Keep Scrum Simple
The importance of simplifying your framework
9 December 2015
You may be familiar with the KISS philosophy, but in case you're not, it stands for "Keep It Simple, Stupid." If you've ever tried an Agile or Scrum implementation, then you have undoubtedly seen the all-too-common looks of confusion on your students' faces. Agile, and Scrum specifically, are supposed to be simple and efficient, right? Isn't that why they were developed?
I had dinner with a partner the other night who had previously attempted a Scrum implementation. The company had given up on it. After some investigation, I discovered that the consulting firm they hired had overcomplicated the implementation. Unfortunately, this is not the first time I've heard this.
Keep It Simple, Stupid.
When my partner Mat and I do a new implementation, we start with the absolute basics. For example, we don't use terminology such as story points or the Fibonacci Sequence. We actually don't even use those at first. We start by using hours instead.

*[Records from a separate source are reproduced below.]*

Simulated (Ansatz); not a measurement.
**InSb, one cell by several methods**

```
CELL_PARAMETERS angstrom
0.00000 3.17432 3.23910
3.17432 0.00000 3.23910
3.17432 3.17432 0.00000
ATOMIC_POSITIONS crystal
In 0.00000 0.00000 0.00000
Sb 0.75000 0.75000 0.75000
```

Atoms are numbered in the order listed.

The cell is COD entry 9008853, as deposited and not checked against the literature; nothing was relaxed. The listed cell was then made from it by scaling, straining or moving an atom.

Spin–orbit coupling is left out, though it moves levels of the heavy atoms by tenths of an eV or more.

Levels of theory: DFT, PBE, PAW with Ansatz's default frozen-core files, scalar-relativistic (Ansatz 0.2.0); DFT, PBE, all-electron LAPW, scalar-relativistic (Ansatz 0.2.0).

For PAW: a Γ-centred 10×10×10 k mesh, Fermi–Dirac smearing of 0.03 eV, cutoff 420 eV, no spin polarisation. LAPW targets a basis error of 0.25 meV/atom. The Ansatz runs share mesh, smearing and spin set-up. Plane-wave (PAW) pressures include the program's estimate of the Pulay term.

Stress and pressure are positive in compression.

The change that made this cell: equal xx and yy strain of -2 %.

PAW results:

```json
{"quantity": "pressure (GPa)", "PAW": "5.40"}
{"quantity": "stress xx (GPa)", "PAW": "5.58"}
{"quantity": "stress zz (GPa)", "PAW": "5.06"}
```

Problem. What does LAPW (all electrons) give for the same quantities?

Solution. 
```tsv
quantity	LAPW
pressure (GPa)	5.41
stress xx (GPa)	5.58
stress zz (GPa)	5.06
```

The reason is not only will this be easier for the Scrum team to understand right out of the gate but it will be much easier to get buy-in from management. You won't get nearly as much pushback from them, and they'll be much more open to implementing more advanced pieces of Scrum down the road once they've seen its effectiveness.
Instead of dumping everything on the team and hoping for the best, ignore the nonessentials and make sure that they understand the basics before moving on.
By distilling it to only the core Scrum basics, we have seen dramatic improvements in efficiency from day one. We eliminate most of the Scrum-specific terminology, and we prioritize our lessons so that the transition is broken down to bite-sized pieces that are easily digestible.
Ultimately, it's going to depend on how hungry your team is to learn. Feed them accordingly.